Alaska improv quilt detail

Every quilt has a story

One of the aspects of quilting that impressed the art deep into American culture is its storytelling nature. Every facet of a quilt is meant to tell a part of a story, from the blocks, to the layout, the fabric, the quilting…players in the maker’s memoir. When a quilt is extracted from a box, buried deep in a basement or attic for a generation, fascination ensues as the lucky finders wonder about the materials and workmanship. Who made this? Why these fabrics…this design? If they’re lucky, there might be a bit of information scrawled on the label: the maker’s and the recipient’s names, the date it was made and where. Every quilt has as story.

Some quilts stories are about a fabric or color combination or pattern that caught the quilter’s fancy. Others mark an important event or milestone. I made this quilt as a part of an Instagram swap with the theme of “Mini with a Story”. Typically, a mini swap is about using preferences and clues from the recipient to make a secret project they’ll (hopefully) love. This one, however, was different in that I got to use my own discretion to design a mini quilt to tell my own story.

“Out of Alaska”

This mini illustrates the first half of my life, and that of my parents and grandparents, under Alaska’s stunning sky. I incorporated a skyline of high rise building, magnificent in its own way, to represent the current leg of my journey in Chicago. The piecing is improvisational in nature, while a typical pattern can be lovely, I wanted to show my penchant for carving my own path. This is my story, after all.

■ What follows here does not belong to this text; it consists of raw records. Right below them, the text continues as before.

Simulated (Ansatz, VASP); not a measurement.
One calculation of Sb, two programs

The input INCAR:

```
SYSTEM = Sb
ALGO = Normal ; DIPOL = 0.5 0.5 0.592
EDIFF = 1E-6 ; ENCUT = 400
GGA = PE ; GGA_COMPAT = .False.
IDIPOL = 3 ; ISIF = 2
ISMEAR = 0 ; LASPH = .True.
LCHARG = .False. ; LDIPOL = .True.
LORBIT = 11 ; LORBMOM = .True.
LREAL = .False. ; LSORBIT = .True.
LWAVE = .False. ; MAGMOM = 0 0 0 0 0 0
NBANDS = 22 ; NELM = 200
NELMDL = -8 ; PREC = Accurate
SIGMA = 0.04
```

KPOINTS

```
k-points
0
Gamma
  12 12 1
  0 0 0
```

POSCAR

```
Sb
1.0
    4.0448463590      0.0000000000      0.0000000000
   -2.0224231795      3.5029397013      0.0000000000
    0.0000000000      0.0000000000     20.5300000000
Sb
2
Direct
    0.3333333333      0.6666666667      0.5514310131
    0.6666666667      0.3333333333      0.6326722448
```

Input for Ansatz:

I loved the adventure of creating a new material, piece by piece.  I worked in small sections adding bits and combinations to create something usable from scraps of solid and low-volume blues. The textures and the play of the shades of blue were a delight to work with. I started by laying out small cuts in the way I thought they might work for my scene, to act as a sort of sketch to guide the improv. I do I wish I’d used a greater variety of shapes; I think the combination of squares and rectangles worked well enough for this piece but when I recreate a version of this for my home I’ll definitely remember to vary the bits I used for the sky.

Alaska improv quilt layout

Once the top was completed, I used a combination of free motion motifs to bring the scene to life. In the sky, I used a line of lazy eights in a variegated thread to draw a line of dancing northern lights, and a shiny gold thread for the eight stars that represent Alaska’s flag. Throughout the sky I drew swirls and waves in two different shades of blue and on the buildings I used a flat black thread in a variety of angular meanders to portray the urban textures. The quilting is, by far, my favorite part of this quilt, both to create and to look at.

I used two fabrics to piece the binding, a navy speckled with white stars for the sky and a black and white grid to coordinate with the lower half.

Alaska improv quilt detail

I’ve done several mini swaps, the swap community on Instagram is a fabulous place to find quilty people, so this isn’t my first go-round with sending off something I’ve made. This is, however, the first piece I designed from start to finish, and it’s the first I’ve done specifically to tell my own story, so this one was a little tricky to let go of.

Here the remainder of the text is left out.